How I moved my Next.js app off Vercel and cut my hosting bill in half

LumifyHub ran on Vercel for about a year. Real-time chat, doc editing, databases, file uploads. Next.js 15 + Supabase + Clerk + TipTap. Not a landing page.

Vercel Pro was hitting $50/mo with constant deploys. Supabase Cloud Pro was $30/mo on top of that. $80/mo for a product with 136 signups and zero paying customers. I moved everything to two Hetzner boxes and got it down to ~$30.

The old stack

Vercel Pro ($50/mo) — hosting, CI/CD, Vercel Blob for file uploads
Supabase Cloud Pro ($30/mo) — Postgres, auth, realtime, storage
Cloudflare (free) — DNS only

The Vercel bill kept going up because every git push triggered a build. 5-10 pushes a day during active dev. Build minutes add up.

Supabase was $30 flat but I was using maybe 20% of what Pro includes. Same price whether you run 7 containers or 13.

The new stack

Hetzner cpx21 ($14/mo) — app server, 3 cores, 4GB RAM, Ashburn VA
Hetzner cpx21 ($14/mo) — database, self-hosted Supabase, same datacenter
Cloudflare (free) — DNS, CDN, SSL, R2 storage
Coolify (free) — self-hosted PaaS for Docker deploys

~$30/mo total. Both VMs in the same datacenter, connected over Tailscale. DB latency dropped from 10-50ms to under 1ms.

Part 1: Vercel Blob to R2

13 files importing @vercel/blob for uploads. Avatars, page attachments, team logos. I built a StorageProvider abstraction and started swapping them to @aws-sdk/client-s3 with R2 presigned URLs.

Didn’t finish all 13 at once. Got the critical paths migrated (avatars, attachments), the rest go through the abstraction layer so they hit R2 in production. A few old @vercel/blob imports are still sitting in the codebase. Works fine, just hasn’t been cleaned up.

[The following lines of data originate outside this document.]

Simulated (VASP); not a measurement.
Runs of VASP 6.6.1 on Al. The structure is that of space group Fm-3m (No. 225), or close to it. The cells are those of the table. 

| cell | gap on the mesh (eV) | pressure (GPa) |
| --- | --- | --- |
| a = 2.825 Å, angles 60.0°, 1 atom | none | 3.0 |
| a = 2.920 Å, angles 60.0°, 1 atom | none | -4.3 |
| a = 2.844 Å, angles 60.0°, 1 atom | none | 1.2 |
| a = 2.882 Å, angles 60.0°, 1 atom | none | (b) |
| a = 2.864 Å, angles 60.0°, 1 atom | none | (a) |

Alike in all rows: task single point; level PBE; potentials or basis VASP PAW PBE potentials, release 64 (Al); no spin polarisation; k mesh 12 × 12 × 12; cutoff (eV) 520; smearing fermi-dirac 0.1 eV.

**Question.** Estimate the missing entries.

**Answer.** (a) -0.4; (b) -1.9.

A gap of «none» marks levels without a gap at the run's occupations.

R2’s zero egress fees are the real win here. Vercel Blob charges for bandwidth.

Part 2: Dockerizing Next.js

output: 'standalone' in next.config.ts gives you a self-contained Node server. No next start, no full node_modules. ~150MB image.

# Stage 1: deps
FROM oven/bun:1-alpine AS deps
WORKDIR /app
RUN apk add --no-cache libc6-compat
COPY package.json bun.lock ./
RUN bun install --frozen-lockfile

# Stage 2: build
FROM node:22-alpine AS builder
WORKDIR /app
COPY --from=deps /usr/local/bin/bun /usr/local/bin/bun
COPY --from=deps /app/node_modules ./node_modules
COPY . .

ENV NEXT_TELEMETRY_DISABLED=1
ENV NODE_ENV=production
ENV NODE_OPTIONS="--max-old-space-size=4096"

ARG GIT_SHA=unknown
ENV SENTRY_RELEASE=${GIT_SHA}

ARG ASSET_PREFIX=""
ENV ASSET_PREFIX=${ASSET_PREFIX}

RUN --mount=type=secret,id=env_file \
    set -a && . /run/secrets/env_file && set +a && \
    bun run build

# Stage 3: run
FROM node:22-alpine AS runner
WORKDIR /app
ENV NODE_ENV=production
ENV NEXT_TELEMETRY_DISABLED=1

RUN apk add --no-cache curl && \
    addgroup --system --gid 1001 nodejs && \
    adduser --system --uid 1001 nextjs

COPY --from=builder /app/.next/standalone ./
COPY --from=builder /app/.next/static ./.next/static
COPY --from=builder /app/public ./public

RUN mkdir -p .next/cache && chown -R nextjs:nodejs .next/cache

USER nextjs
EXPOSE 3000
ENV PORT=3000
ENV HOSTNAME="0.0.0.0"

CMD ["node", "--max-old-space-size=2048", "--gc-interval=100", \
     "--optimize-for-size", "--expose-gc", "server.js"]

Things I didn’t know going in:

The secret mount (set -a && . /run/secrets/env_file) keeps env vars out of Docker layers. If you use ARG instead, docker history shows your secrets to anyone with the image.

Build stage needs --max-old-space-size=4096 because Next.js compilation eats RAM. Runtime gets 2048 so the OS has room on a 4GB box.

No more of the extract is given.